An effort is already underway to scotch the rule using the Congressional Review Act, a statute that allows Congress to overturn executive branch actions, and a resolution could be unveiled as soon as July 19, Senate Banking Chairman Mike Crapo (R-Idaho) told Bloomberg BNA in a brief interview.
The Consumer Financial Protection Bureau’s rule is scheduled for official federal publication July 19, which would start the clock on both the CRA action and a potential effort to overturn the rule by the Financial Stability Oversight Council, a group of regulators.
Crapo has garnered support for the resolution from other Senate Republicans, including fellow Banking Committee Sens. Tom Cotton (R-Ark.) and Tim Scott (R-S.C.).
Under the CRA, the disapproval resolution could pass the Senate with a mere simple majority, or a tie broken by Vice President Mike Pence, but only if moved within 60 days from the rule’s official publication.
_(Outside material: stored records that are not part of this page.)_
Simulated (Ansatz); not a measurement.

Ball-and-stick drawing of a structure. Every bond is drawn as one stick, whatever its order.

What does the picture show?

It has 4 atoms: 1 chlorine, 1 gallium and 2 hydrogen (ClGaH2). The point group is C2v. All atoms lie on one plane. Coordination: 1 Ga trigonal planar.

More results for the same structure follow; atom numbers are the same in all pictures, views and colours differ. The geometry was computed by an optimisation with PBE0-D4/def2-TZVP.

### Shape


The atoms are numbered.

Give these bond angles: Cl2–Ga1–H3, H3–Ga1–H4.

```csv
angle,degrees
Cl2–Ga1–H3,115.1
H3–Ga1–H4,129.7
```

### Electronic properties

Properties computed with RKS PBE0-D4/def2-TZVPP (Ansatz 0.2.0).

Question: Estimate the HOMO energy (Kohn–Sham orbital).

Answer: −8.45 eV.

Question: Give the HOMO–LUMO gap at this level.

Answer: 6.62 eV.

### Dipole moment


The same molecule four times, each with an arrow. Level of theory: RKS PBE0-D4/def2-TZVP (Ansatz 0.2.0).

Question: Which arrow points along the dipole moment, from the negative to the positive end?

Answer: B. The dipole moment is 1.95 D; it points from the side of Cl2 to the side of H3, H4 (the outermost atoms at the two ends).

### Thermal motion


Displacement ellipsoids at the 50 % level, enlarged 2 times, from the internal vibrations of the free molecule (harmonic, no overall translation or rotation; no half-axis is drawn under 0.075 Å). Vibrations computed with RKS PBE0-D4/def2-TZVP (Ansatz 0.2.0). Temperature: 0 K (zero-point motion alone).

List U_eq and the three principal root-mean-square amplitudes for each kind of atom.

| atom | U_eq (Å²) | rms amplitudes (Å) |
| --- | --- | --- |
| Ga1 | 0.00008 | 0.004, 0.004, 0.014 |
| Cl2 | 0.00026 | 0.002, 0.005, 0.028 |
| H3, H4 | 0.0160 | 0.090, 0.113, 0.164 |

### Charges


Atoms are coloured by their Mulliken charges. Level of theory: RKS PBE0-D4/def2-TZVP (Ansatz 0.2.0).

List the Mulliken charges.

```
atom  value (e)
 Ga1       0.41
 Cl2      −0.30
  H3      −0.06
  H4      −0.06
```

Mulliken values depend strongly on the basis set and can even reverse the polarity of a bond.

A similar resolution is being crafted in the House, where Financial Services Committee Chairman Jeb Hensarling (R-Texas) has backed CRA use. “As a matter of principle, policy, and process, this anti-consumer rule should be thoroughly rejected by Congress under the Congressional Review Act,” he said earlier in July.
The Dodd-Frank Act also empowers the Financial Stability Oversight Council, a group of 10 that includes heads of federal financial regulators and an independent insurance expert, to overturn CFPB rules with a two-thirds vote.
To overturn a rule, the FSOC first must determine that it would “put the safety and soundness of the United States banking system or the stability of the financial system of the United States at risk.”
Acting Comptroller of the Currency Keith Noreika foreshadowed a possible use of the “FSOC veto” when he wrote CFPB Director Richard Cordray asking for the data the bureau used in formulating the rule, citing his “statutory safety and soundness obligations.”
The CFPB will provide the data about the rule, which applies to credit cards, payday loans, and other consumer financial products, but not to entities regulated by the Securities and Exchange Commission, Cordray said in a July 18 letter.
Cordray also reiterated he fails to see “any plausible basis” for Noreika’s claim the rule could affect the safety and soundness of the banking system by increasing litigation costs. “I question why it would be appropriate to distort the FSOC process to review a claim that is so plainly frivolous,” he said.
Noreika had asked the CFPB to delay publication until OCC staff analyzes the data. But Cordray, in his July 18 letter, said the CFPB sent the regulation for publication before Noreika raised his issues with it on July 10, which was the day the rule was finalized.
“Consenting to share the data is important progress,” Noreika said in a July 18 statement. “I look forward to working with the OCC staff to conduct an independent review of the data and analysis in a timely manner to answer my prudential concerns regarding what impact the final rule may have on the federal banking system.”
If the OCC or another regulatory head objects to the CFPB’s rule, it has 10 days from the rule’s publication to petition the Treasury secretary, who can then stay the rule for 90 days. The FSOC has that 90-day window to set aside the regulation, which it must do with two-thirds support.
With 10 members, seven votes would be required to set aside the rule. Five appointees from President Barack Obama still remain on the council: Federal Reserve Chair Janet Yellen, Federal Deposit Insurance Corporation Chairman Martin Gruenberg, Federal Housing Finance Agency Chairman Mel Watt, Cordray, and insurance expert S. Roy Woodall Jr.
That path has also never been tried before, and Dodd-Frank required the FSOC to “prescribe procedural rules” on how it would veto regulators, which it never did.
“The FSOC veto is subject to some legal procedures and judicial review, and I don’t think it has a chance in hell of surviving such review,” Adam Levitin, a professor at Georgetown University Law Center specializing in financial regulation, said in a commentary on the CFPB rule.